Please forgive these very naïve remarks.  I am enjoying the chance to learn something about flatness in trying to contribute to this question.  First of all, since as pointed out here, the definition of flatness is that the object behaves as simply as possible under tensor product, it follows that the primary use of the concept is in applications of the tensor product.  Now there are three of these that come to mind, (after some review of the literature), namely
1)	forming fibers,
2)	localizing, (and changing rings)
3)	completions.

These are all local operations, looking at the inverse image of one point, restricting to a Zariski neighborhood of a point, and restriction to an analytic or formal neighborhood of one point.

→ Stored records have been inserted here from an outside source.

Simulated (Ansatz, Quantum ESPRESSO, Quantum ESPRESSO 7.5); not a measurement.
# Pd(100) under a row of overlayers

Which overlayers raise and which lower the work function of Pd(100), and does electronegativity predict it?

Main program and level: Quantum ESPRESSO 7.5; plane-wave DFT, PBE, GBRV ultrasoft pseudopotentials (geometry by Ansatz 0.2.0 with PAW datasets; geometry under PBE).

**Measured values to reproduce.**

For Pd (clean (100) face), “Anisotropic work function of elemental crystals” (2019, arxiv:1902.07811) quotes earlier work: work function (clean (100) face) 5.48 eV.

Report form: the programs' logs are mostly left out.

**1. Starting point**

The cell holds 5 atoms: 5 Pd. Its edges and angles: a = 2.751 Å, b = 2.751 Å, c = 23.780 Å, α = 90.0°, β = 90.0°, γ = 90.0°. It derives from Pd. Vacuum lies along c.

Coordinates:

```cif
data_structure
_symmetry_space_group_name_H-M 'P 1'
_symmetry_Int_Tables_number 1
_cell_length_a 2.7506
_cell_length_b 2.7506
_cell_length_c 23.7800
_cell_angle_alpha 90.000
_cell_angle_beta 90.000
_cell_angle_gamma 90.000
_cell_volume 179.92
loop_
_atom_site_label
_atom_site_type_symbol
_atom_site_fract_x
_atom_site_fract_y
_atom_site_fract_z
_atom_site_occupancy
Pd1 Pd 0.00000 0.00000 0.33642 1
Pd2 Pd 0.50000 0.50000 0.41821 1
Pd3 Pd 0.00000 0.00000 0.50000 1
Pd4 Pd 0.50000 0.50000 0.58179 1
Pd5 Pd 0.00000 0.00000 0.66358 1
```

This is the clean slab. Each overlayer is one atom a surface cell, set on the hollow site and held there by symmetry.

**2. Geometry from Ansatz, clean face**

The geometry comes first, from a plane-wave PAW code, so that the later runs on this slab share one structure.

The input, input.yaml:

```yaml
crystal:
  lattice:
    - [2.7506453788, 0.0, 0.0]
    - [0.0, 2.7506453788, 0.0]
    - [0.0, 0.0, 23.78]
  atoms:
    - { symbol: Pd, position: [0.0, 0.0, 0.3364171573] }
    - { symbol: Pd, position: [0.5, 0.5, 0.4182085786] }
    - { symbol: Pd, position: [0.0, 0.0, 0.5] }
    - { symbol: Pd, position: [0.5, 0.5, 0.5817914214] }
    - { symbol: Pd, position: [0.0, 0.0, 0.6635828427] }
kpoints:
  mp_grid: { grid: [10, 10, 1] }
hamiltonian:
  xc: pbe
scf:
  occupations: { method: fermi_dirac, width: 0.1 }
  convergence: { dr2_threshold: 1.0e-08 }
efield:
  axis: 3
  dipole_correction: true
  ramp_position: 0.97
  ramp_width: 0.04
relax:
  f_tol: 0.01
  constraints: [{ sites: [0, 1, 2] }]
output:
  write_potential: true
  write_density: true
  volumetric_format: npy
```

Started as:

Thus one wants to compare the geometry at a point with the geometry near that point.  E.g. given an algebraic subvariety through a point, one can take its algebraic germ, formal germ, or analytic germ, and then ask whether one can recover the original germ from these.  This is equivalent to asking whether one recovers the original ideal after extending to the localization or completion, and then restricting back to the original ring.

Flatness is the property that tells us yes to all these questions.  I.e. both the localization and the completion are flat over the original ring.  Moreover, the algebraic and analytic local rings form a “flat pair”, slightly stronger than one being flat over the other, and this apparently implies they have the same completions.  This lets us compare analytic and algebraic local rings, by comparing both with their completions. It follows e.g. that the algebraic dimension of an algebraic variety equals the analytic dimension of the associated analytic variety.

Reasoning of this sort allows Serre to prove geometric results such as those mentioned above as well as homological ones.  Homological results desired are of the sort that compare the analytic cohomology to the algebraic cohomology.  The simplest way to do this is to show that the analytic sheaves and their analytic cohomology is obtained from the algebraic ones by tensoring with flat objects, i.e. changing rings in the simplest way.  Then the desired results say that homomorphisms of sheaves, and cohomology of sheaves, commutes with this process of tensoring, i.e. of applying the functor of making these objects analytic.  Flatness is the key to all these results.

We have mentioned before the result that a surjective morphism of smooth varieties is flat if and only if the fibers have constant dimension.

Thus flatness of one object over another seems to imply a relation between their local geometric structures.  This is my take on Serre’s lovely paper GAGA, available free online at NUMDAM, after a brief perusal.  It certainly looks worth a careful read.

Another remark building on those above is that flatness is a natural weakening of the property of projectiveness, and hence for local rings, of freeness.  If  finite map behaves well locally when it defines a locally free module, what about a map that lowers dimension?  What is the closest thing to locally free that still holds when the fibers vary nicely but not smoothly?  I.e. a flat map is a slight weakening of a smooth map.  I am struggling here from ignorance.  Thanks for the question!